I Lied on My "Mum Resume"
- Trinity James

- Nov 21, 2025
- 4 min read

There are three unavoidable Rules in my life:
Rottweilers will steal food with the confidence of unionised burglars.
Westley will create chaos with strategy, purpose, and follow-through.
And I will assume that because I can figure out absolutely anything out at work, I must be competent everywhere (Spoiler: I am not.)
It’s the home-life equivalent of being the EA who always “figures it out,” and then assuming the same magic will apply outside the office.
You walk in thinking,
“Problem-solving is my entire personality, this will be fine.”
And then the universe says,
“Lol. No.”
I know this.
History knows this.
And the Women’s Weekly Birthday Cake Book absolutely knows this.
Which brings us to this week’s episode….
Saturday was Westley’s 3rd Birthday.
So, out came the aforementioned Birthday Cake Book.
My mother got this exact copy for her 19th birthday. My sister and I treated it like scripture.
Now it’s been passed down to me, and honestly?
The pressure is... aggressively unreasonable.
Part I: The Cubby House
(A masterclass in overestimating your skillset and underestimating your toddler)
As if the pressure from the Birthday Cake wasn’t enough...
This year, I upgraded myself.
Because why simply ruin a cake…
when you can also build a structurally questionable cubby house?
Not buy one.
With timber.
Screws.
Tools that could end us.
It was basically me performing the ultimate resume fraud. It’s like claiming that you’re “confident with board papers,” then walking into your first week as an EA and being asked to build an entire reporting dashboard from scratch…
with no access, no instructions, and a CEO breathing down your neck.
And you find yourself saying:
“Yep. Totally fine. I’ve got this,”
while internally scream-whispering,
“I do not got this.”
Lucky for me, I had a… “team.”
Nan – moral support and biscuit distribution
Pop – slept in a chair the entire time, “supervising” with his eyes closed
Robbie – aged 11, only actual helper present
Tandy – not so much helping as laughing at the absurdity
Nathaniel – the Safety and Compliance department
Westley – CEO of Interference & Tool Theft
We began like optimistic contestants on The Block: Delusional Woman Edition.

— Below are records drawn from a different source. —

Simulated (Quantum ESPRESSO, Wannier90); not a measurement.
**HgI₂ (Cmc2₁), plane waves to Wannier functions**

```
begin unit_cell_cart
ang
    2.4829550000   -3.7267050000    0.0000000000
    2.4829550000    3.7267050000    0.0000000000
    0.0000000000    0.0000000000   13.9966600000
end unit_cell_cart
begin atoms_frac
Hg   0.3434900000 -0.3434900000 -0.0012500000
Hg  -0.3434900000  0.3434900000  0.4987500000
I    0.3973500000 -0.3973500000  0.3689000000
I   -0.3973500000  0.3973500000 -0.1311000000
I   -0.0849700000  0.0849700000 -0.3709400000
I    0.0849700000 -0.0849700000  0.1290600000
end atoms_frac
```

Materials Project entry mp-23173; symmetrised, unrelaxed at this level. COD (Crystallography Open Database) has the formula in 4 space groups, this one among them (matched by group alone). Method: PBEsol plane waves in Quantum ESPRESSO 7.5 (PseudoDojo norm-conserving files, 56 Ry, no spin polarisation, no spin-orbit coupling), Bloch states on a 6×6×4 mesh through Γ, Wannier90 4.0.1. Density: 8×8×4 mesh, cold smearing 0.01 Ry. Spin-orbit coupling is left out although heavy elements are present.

Within minutes, Westley picked up a drill like he’d taken a short course at TAFE.
Thus began the official construction rhythm:
Drill one screw
Turn off drill
Remove battery
Hide battery
Pray he doesn’t find it
Pray you remember where you hid it
Repeat
Four hours later, the “cubby house” (generously described) emerged as a paradox:
Too low: Jackson the Rottweiler can stand on his back legs and retrieve pizza like it’s a drive-through window. We accept our fate.
Too high: Westley now waves at George the cantankerous St Bernard next door like royalty greeting citizens from a palace balcony. Foreign relations: secured.
Somehow, I managed to fail spectacularly at both ends of the height spectrum.
A true marvel of engineering.
Part II: The Cake Timeline (A Brief History of Failure)
April – Nathaniel’s Minecraft Cake
Attempt #1:
A decent cake.
Beautiful even.
Which Jackson immediately ate.
Attempt #2:
A 10pm emergency rebuild before his party.
PSA: do NOT attempt to carve warm sponge into Minecraft cubes.
Warm sponge does not cube.
Warm sponge collapses into post-apocalyptic terrain.
Nathaniel, sweet angel, said,
“It tastes better than it looks, Mum.”
Translation:
“This is a cry for help.”
November – Westley’s Pirate Cake
And like an eternal optimist with no memory of past trauma…
I tried again.
Mixer set.
Oven preheated.
Women’s Weekly open like scripture.
Attempt #1: Pirate Cake
Looked like a pirate who had… passed on.
Possibly haunted.
Westley asked,
“Is he sleeping?”
No babe.
He has perished.
Attempt #2: Sensible Vanilla
The emotional-support cake I made at 4am.
Safe.
Reasonable.
The HR-approved option.
It survived... which is more than I can say for my self-esteem.
Part III: The Actual Point of This Story (If there even is one)
Here’s the truth:
I cannot build a cake.
I cannot build a cubby house.
And yet I keep trying like a woman powered by hope, caffeine, and delusion.
Why?
Because this is what people like me do.
What mothers do.
What quiet achievers do every day:
We accept impossible requests.
We improvise wildly.
We recover from disasters we did not cause.
We project confidence we do not feel.
We do tasks we were never trained for.
We say “yes” and figure it out.
Even when the cubby is too low and too high.
Even when the cake looks like maritime tragedy.
Even when the dog commits grand larceny.
And yet?
The kids loved it.
The dogs lived their best lives.
The house was chaotic and warm.
And Westley fell asleep on his 3rd birthday with cake on his face and his new play Doctor Set suitcase tucked beside him like he’d had a very important day at the office.
It wasn’t Pinterest perfect.
It wasn’t Instagram worthy.
It wasn’t even slightly competent.
But it was perfect in our way.
The real kind.
The human kind.
And maybe the point is somewhere in that.